John Gallas
ASDA, and Oadby Library
(Leicestershire County Council)

John Gallas has published four volumes with Carcanet, the most recent being Resistance is Futile. He was born in Wellington New Zealand and currently teaches in Leicestershire.

When I was asked, "And why a Supermarket?" I wish I'd answered, "Because it's there." But at nine o'clock in the morning, on top of a Leicester skyscraper and live on The Morning Show, I wasn't that sensible. I think I said something about moving the styles and subjects of poetry away from the school-remembered blocks of verse that people were obliged to call their favourites. It seemed right to be ambitious at the time. "We'll be writing," I said, "about fruit and vegetables." And I said we wouldn't rhyme.

At the Launch, I turned up at Oadby ASDA with an 'ASDA Poem' that wasn't about fruit and vegetables, and rhymed. John Florence had set up his Breakfast Show in a corner of the cafe and we took our turns being interviewed: the Literature Officer, the Manager, the Libraries Officer, the Poet, the Councillor, the ASDA Liaison Officer. We all said that a supermarket was a good place for poetry. Then the Councillor handed the Poetry Place Plaque to the Manager, and we were declared open.

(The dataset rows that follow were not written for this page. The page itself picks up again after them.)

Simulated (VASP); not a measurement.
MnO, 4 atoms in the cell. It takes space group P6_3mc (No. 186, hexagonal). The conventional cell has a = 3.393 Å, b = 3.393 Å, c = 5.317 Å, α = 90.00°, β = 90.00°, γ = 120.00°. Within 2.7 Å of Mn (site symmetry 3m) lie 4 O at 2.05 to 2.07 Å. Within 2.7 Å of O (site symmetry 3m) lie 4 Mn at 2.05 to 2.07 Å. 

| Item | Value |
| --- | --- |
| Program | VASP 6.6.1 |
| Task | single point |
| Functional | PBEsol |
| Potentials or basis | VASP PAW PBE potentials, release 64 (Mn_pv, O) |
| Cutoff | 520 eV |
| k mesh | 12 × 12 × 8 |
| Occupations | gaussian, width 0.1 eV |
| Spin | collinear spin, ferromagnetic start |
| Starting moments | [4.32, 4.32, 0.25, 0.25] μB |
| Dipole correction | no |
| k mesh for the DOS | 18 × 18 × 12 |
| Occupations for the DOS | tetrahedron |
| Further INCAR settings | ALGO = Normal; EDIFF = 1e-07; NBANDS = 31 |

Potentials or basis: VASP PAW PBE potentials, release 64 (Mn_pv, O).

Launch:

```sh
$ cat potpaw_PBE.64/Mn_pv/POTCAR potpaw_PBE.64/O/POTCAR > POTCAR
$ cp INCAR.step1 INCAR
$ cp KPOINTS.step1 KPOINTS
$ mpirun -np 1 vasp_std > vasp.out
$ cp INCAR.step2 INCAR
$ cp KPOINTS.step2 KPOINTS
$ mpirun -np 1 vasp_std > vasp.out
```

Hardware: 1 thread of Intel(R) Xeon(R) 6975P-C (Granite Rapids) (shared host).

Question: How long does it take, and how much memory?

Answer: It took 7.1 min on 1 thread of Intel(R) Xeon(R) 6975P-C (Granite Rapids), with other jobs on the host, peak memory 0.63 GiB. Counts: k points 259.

With poems on the til rolls and the walls, and more to appear in the car parks, on the cash machines, in the toilets and in the flower stall, the next thing was to read the 'ASDA Poem' over the tannoy. I took the cordless microphone to the Help Desk, hid behind a returned suitcase, and read:

"Stop what you're doing and listen to me!

Are you standing next to a packet of tea?

Are you just reaching out for a nice pair of slippers?

Or eyeing the price of a bagful of kippers?"

And so on. And on. After a short stop - I think they thought it was going to be a competition - the shoppers went on shopping. I hope they went on listening: it got a bit political.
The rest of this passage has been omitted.